A "considerably improved" relationship between Law Enforcement and the Home Affairs Committee has helped them to take "significant steps" in dealing with issues that were identified in previous HMIC inspections.
Her Majesty’s Inspectorate of Constabulary and Fire & Rescue Services (HMIC) conducted a "comprehensive and invasive" review of local policing and the committee in charge of political policy in this area, Home Affairs.
Following a critical initial report, published in November 2018, inspectors were invited back in December 2019. They found that five of the eight recommendations from the initial inspection had been completed, with progress has been made on two more and one outstanding.
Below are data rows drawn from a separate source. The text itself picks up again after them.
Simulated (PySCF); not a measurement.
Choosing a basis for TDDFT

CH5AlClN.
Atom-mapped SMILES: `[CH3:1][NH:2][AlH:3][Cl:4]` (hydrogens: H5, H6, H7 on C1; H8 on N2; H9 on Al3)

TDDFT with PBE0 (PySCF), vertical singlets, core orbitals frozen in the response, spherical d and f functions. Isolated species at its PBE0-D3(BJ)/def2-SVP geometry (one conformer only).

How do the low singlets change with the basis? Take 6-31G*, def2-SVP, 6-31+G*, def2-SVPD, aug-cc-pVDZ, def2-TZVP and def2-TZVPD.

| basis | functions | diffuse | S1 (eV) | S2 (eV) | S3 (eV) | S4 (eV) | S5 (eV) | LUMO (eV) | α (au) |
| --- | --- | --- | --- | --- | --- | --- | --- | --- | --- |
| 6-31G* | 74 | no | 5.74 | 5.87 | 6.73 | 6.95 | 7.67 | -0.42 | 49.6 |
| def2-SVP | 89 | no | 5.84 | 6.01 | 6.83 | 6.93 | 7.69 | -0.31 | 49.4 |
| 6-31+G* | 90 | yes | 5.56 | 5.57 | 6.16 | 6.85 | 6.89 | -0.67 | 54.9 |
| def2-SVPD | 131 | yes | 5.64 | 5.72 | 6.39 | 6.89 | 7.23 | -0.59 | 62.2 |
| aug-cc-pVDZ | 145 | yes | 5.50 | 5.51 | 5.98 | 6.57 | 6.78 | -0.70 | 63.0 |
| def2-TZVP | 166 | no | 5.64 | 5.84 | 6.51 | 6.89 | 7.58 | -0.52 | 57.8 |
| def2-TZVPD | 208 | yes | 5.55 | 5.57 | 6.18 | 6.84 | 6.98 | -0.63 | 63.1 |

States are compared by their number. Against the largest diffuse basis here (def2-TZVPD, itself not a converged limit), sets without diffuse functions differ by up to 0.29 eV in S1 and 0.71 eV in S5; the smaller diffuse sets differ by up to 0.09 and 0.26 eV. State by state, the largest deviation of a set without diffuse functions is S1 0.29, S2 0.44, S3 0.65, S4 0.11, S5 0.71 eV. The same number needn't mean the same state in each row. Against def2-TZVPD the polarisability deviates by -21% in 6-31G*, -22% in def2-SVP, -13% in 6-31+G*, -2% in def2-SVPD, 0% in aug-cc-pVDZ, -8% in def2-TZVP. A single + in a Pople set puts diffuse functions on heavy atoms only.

Released today, the update report also outlines that many of the ‘areas of improvement’ for Law Enforcement have been either fully addressed or made progress. Of these 26, nine are completed, progress made on 16 and one is outstanding.
There is one new recommendation, with HMIC concluding that police officers need more investigative training as there is a lack of opportunities, supervision and standardised qualifications in the local police force.
This is intended to raise standards of investigation for all officers who have not benefitted from specialist detective training
Home Affairs has secured additional funding from the States of Guernsey Budget and there are plans to begin PIP training for all police officers, starting from 2021.
Another recommendation made in 2018 when we were inspected by HMICFRS was that we needed to make the GBA complaints procedure more prominent. We’ve done that and it can be found at https://t.co/a2ezK5nWbd. Read the full report at https://t.co/1EFDfKJLF8 pic.twitter.com/Wqe0UJNngm— Guernsey Police (@GuernseyPolice) July 9, 2020
One area where Law Enforcement Head Ruari Hardy said material progress has been made is in the force's response to call-outs.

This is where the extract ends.